Work packages
CHAIN includes four work packages that address key components aligned with its objectives.
WP 1 aims to estimate the population migration from cyclones using multi-sensor satellite imagery across Madagascar.
Outcomes
1. High-accuracy, nationally-representative annual data on cyclone-driven bilateral regional migratory flows
2. Ground-truthed assessment of migration pathways associated with satellite-derived cyclone events in communities within the primary data sampling frame.
Products
1. Results-oriented scientific paper that quantifies nationally representative migration patterns from historical cyclonic events and projects migration from future events driven by climate change.
2. Methods-oriented remote sensing paper on opportunities for mapping climate migration using satellite data
WP 2 aims to develop a high-resolution mapping of the compound flooding hazard across the coastal region of Madagascar, considering jointly the pluvial floods and the oceanic surge associated with any tropical cyclone.
Outcomes
1. Cross-scale hydrodynamic model of Madagascar island, capturing the compound flooding factors (extreme rainfall events, cyclone surges and associated near-shore flooding).
2. Projections of the changing frequency of societal-relevant climate hazards including recent and future changes in drought hazard, extreme rainfall and compound events.
Products
1. Comprehensive, consolidated digital topo-bathymetric atlas of Madagascar island and coastal region.
2. High-resolution mapping of the flooding hazard over Madagascar island, at various return periods ranging from a few years to several decades, both under current climate conditions and under 21st century climate change scenarios.
3. Paper that describes this mapping hazard.
4. Detailed metrics describing societally relevant climate hazards over Madagascar.
5. Future projections of changing risk of climate hazards over Madagascar, including changing risk of extreme rainfall and prolonged hot and dry periods.
6. Paper that describes development of societally relevant climate hazard metrics and future projections of such metrics.

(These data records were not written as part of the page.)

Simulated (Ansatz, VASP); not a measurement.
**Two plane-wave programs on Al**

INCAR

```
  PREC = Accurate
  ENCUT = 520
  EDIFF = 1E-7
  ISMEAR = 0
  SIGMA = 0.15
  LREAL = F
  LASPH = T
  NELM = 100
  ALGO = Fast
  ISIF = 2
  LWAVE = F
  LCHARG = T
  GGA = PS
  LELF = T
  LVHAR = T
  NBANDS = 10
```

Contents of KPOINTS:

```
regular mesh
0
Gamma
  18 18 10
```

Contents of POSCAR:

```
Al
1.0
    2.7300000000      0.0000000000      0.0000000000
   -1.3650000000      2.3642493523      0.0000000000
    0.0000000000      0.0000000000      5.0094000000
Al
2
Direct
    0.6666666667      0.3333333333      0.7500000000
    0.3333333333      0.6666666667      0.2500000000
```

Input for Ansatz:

WP 3 aims to understand the migration drivers in multi-hazard environment using primary data, while considering intersectionality. It seeks to quantify the relationship between migration and climate extremes, utilizing both objective and subjective measures of exposure.
Outcomes
1. Longitudinal dataset available in Madagascar measuring household food security, exposure to shocks, and trends on land practices.
2. Longitudinal dataset available in Madagascar measuring individual migration, education, marriage market conditions, employment, and income.
3. Longitudinal dataset available in Madagascar measuring community prices and cost of living
Products
1. Paper that measures the effect of multiple hazards on different patterns of migration in Madagascar using primary data, and data products created by the team in WP#1 and WP#2.
2. Paper that focuses on mechanisms underlying climate migration for women and youth, drawing on evidence from auxiliary outcomes collected in the longitudinal survey and from satellite sources (marriage outcomes, bride price, employment, vegetation, land productivity).
3. Results-oriented social-ecological systems (SES) paper describing social, economic, and institutional implications from landscape transformation driven by climate migration
WP4 aims to utilize the MIDAS (Migration, Intensification, and Diversification as Adaptive Strategies) ABM framework to develop a ‘policy laboratory’ for examining response to environmental stressors in Madagascar.
Outcomes
1. A coupled livelihoods - landscape processes ABM application, parameterized from our data gathering activities cross-validated to conditions in Madagascar, to understand household adaptation to environmental and socioeconomic shocks, applied to experiments evaluating interventions to manage inequity and the viability of rural livelihoods.
Products
1. One or more scientific articles describing model application and comparative evaluation of governance interventions.
2. One scientific article extending the theory of ‘pathway diversity’ to rural mobility context in Madagascar via ABM.